Updated almost 5 years ago on . Most recent reply
Loan types in competitive markets (Portland, Oregon or others)
I'm looking to invest in my first house hack in Portland, Oregon, but the market is VERY competitive right now. I'm in the lending phase and trying to decide what to go with. I'm wanting to do a 3.5% FHA or a 5% conventional to leave more of my funds available for additional properties.
If I put an offer on a home with an 3.5% FHA/5% conventional, does it make it a weaker offer and would I be likely to lose out over someone with a 10% or 20% offer?
I realize there are lots of other factors, ways to make your offer better with contingencies, etc, but wanted to get some real life experience thoughts on this.
Most Popular Reply
FHA offers are absolutely weaker than a conventional offer. FHA is more picky about the general condition of the home and if anything comes back as a required appraisal requirement, the seller has to make the repairs. It's usually not a big deal, but in a market with cash and conventional offers it's an extra step that many sellers (and listing agents) try to avoid.
Check with your local lenders to see if there are any conventional 3% down programs in your area. We have a few local lenders in my area that have 3% conventional programs.

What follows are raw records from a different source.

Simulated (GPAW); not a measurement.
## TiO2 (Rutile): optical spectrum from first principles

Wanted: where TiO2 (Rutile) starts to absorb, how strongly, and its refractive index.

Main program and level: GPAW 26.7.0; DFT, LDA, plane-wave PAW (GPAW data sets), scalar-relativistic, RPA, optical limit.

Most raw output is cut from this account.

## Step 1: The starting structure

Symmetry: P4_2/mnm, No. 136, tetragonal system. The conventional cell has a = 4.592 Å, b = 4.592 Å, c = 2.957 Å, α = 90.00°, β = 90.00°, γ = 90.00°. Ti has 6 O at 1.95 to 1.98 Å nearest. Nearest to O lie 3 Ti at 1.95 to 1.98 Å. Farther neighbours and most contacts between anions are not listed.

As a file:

Generally sellers are not as concerned about the down payment amount as they are with ability to close and total net. If comparing two conventional offers a 305k offer with 5% down is usually more competitive than a 300k offer with 15% down (assuming similar terms). If you are willing to do appraisal gap coverage and show proof of funds to cover an appraisal shortage, then the actual down payment amount shouldn't matter to most sellers.